We assure our correspondent B. R. B. that we have carefully compared the lines published in our last with his manuscript, and find them to correspond verbatim. He wrongs us much if he thinks we would do him wilful injustice; and if one word has been substituted for another in the lines referred to, so as to change their sense, he must ascribe it to himself. We hope with this explanation he will excuse us from inserting his letter at full length.

There is a great deal of feeling in many of the communications sent to the publisher by T. H. C., M.D.; but to our poor taste, there is not much poetry. We question whether the Doctor will not find the lancet and pill box of more profit in that warm region to which he has emigrated, than the offerings of his prolific muse. The poetical manufacture depends more upon the quality than the quantity of its fabrics, for success.

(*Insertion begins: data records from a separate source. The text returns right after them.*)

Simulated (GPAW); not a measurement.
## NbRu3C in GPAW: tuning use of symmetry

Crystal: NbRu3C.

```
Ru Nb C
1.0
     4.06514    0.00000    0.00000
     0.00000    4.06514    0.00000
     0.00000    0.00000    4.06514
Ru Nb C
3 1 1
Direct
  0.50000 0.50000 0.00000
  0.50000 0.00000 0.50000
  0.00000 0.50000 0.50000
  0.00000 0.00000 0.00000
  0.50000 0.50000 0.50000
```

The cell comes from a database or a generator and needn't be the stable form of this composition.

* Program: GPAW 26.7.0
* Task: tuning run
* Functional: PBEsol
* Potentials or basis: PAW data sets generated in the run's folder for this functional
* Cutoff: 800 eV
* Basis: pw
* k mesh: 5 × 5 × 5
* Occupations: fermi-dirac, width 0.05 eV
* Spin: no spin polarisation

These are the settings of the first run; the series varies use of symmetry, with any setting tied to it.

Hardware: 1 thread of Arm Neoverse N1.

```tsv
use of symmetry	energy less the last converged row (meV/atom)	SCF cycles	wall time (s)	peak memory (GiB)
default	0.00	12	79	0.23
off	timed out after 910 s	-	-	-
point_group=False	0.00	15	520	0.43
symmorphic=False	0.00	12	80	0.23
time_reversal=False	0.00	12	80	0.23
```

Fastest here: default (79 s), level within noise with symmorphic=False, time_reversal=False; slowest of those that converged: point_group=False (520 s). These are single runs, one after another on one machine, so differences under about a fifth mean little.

We have received the following communication since the publication of our last number, from "Fra Diavolo," (Horresco referens!) which, as it is brief, we spread before our readers. His sneers at our "literary morality" and "critical acumen," we receive with great composure. Perhaps indeed, our vanity might be wounded if we had a tithe only of what seems to belong to the writer himself; but as our pretensions are very humble, we care not a farthing whether they are disputed or not. His request not to publish his poetry, (except on his own terms) shall be complied with; and should we consign his impure effusions to the flames, as he also desires, the world will have little or no cause to regret it. So long as we can secure the rich contributions received from other quarters, we shall console ourselves with the loss of "Fra's" favors, and even endeavor to survive his unprovoked resentment. To "give the devil his due," however, we shall continue to lament the downward flight of our correspondent's muse; and uninitiated as we profess to be in the sublime mysteries of the school to which he belongs, we shall even be so perverse as to prefer the "modest mien and plain attire" of mediocrity, to the more flashy but less useful adornments of brilliant but misguided genius. One word in justification of ourselves. We did not admit the "Doom" into our columns without reluctance; a reluctance which nothing would have overcome but the conviction that a useful moral might be deduced from the fate of the "Lover Fiend," who figures as the hero of the story. As to the "Passage of the Beresina," whether it be "balderdash" or not, is matter of taste and opinion. One thing is certain; it is from the pen of a highly accomplished scholar.

Mr. White,—I have just seen your sixth number of the Southern Literary Messenger, and shall decline having my contribution published on condition of any improvement of the poetry by your most chaste and wise editor. The admission of such balderdash as the "Doom" and "The Passage of the Beresina," is quite enough evidence of his literary morality and good taste. I require no further token of it; least of all in my own case, where I am to be martyred at the shrine of such critical acumen—God save the mark! Put the manuscript into the fire, and oblige yours,

FRA DIAVOLO.

March 25, 1835.


From the author of the "Note to Blackstone's Commentaries."

You judge rightly that I have no call to answer my censor. I have no pride of authorship in the affair. I wished to awaken the public mind, and he has aided me, for which he has my thanks. I have no controversy with him. He argues against opinions I have not advanced, and, in his last paragraph, comes in aid of that I had endeavored to maintain. By his own showing a quasi war exists among ourselves, under circumstances which render any nearer approach to peace impossible. We have the alternative of "a war-like peace, or a peace-like war," and he wisely prefers the former. He predicates this decision on the only principle for which I contended, viz: the effect of a continuing necessity. I only suggested the possibility of such a case. He finds it existing in fact. It doubtless might exist in various ways. Destruction is the precise object of savage warfare. With us, it is the means to an end. With savages, it is the end itself. Had he seen, as I have, a few individuals of once powerful tribes, escaped from massacre, and saved from utter extinction only by finding shelter among the whites, he would not have to learn that bellum ad internecionem is not unknown among savages.

The style and matter of his essay both show an education which should have taught him that a supercilious tone should find no place in a controversy between an anonymous and an avowed author. He wears defensive armor. I am naked. Is it chivalrous; is it manly; is it fair, in a contest which should be conducted "as if a brother should a brother dare to gentle exercise and proof of arms," to thrust with "unbated point?" His point indeed is not envenomed, nor does he stab malignantly, but he should have touched my scutcheon with the reverse of his lance. To strike with the point, however gently, is a challenge to combat of outrance. I decline it.